The contrast with China, Asia's other economic giant, is stark. Domestic demand makes up three quarters of the Indian economy, compared with less than half for China, which is "why, relative to East Asian economies, India is somewhat insulated from the global trade slowdown," says Shankar Acharya, a former chief economic adviser to the government. Another Indian mainstay—agricultural growth—should remain steady this year, and the services sector, which now accounts for about 55 percent of India's GDP, is expected to be "more resilient" than manufacturing, says Acharya.
Despite the financial crisis, the nation's IT sector managed to grow some 20 percent in 2008, according to India's National Association of Software and Services Companies, and IT companies have already extended 100,000 new job offers for 2009. "For whatever reason, China has been highly focused on the export market, while Indian business has been highly focused on the domestic market, and their exports have been incidental," says Chaudhuri. Which makes India, more than China, a master of its own destiny.

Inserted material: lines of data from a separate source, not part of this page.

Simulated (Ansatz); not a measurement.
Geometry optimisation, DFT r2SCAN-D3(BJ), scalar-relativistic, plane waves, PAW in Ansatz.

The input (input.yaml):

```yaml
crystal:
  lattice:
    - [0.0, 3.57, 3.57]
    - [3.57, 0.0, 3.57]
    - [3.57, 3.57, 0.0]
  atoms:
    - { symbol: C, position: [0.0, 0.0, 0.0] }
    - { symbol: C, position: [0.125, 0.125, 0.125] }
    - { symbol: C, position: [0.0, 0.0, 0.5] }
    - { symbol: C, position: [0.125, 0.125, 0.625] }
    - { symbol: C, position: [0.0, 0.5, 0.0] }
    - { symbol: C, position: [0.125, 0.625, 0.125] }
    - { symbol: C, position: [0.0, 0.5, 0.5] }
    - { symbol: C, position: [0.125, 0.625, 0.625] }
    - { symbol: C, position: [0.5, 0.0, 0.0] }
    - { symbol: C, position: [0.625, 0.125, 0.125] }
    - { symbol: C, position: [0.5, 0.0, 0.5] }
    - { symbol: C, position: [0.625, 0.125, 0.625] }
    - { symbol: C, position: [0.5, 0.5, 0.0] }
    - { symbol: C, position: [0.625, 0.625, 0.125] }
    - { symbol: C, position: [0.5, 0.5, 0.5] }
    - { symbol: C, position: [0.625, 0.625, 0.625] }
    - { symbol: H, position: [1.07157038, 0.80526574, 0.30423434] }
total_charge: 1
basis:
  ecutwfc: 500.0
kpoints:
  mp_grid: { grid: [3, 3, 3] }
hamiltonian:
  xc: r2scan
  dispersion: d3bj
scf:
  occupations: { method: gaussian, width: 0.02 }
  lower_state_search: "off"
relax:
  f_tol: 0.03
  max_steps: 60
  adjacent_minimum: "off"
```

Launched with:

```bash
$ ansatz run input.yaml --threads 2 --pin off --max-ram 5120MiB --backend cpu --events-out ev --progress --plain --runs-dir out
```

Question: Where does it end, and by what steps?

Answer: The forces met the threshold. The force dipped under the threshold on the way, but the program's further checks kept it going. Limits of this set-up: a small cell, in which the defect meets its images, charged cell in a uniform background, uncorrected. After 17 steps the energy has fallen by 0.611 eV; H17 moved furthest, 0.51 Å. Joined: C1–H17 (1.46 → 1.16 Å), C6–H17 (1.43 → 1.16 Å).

The conventional wisdom has always held that India failed to become an export-driven dynamo on the Chinese model because its democratic system couldn't deliver the hard infrastructure and soft labor laws needed to manufacture competitively. While there is some truth to that, what is often overlooked is how much India's current growth multipliers—all of them linked to infrastructure—resemble China's in the 1980s.
One example: India's ambitious program to expand the national highway system, launched in 2003, which is now adding about 100 kilometers of highway per day to the grid. Each new strip of pavement links additional villagers to urban markets, allowing them to fetch more for what they grow or make and to travel farther afield for wage-paying jobs. Capitalized at a whopping 5 percent of GDP in 2000, India's rural roads program will ultimately connect all Indian villages of more than 500 people to one another with all-weather roads. Fewer than half of these villages had roads of any sort when the project started. Similarly, in a six-phase national project, the National Highway Authority plans to add or upgrade nearly 30,000 kilometers of highway, which would expand the existing system by a third.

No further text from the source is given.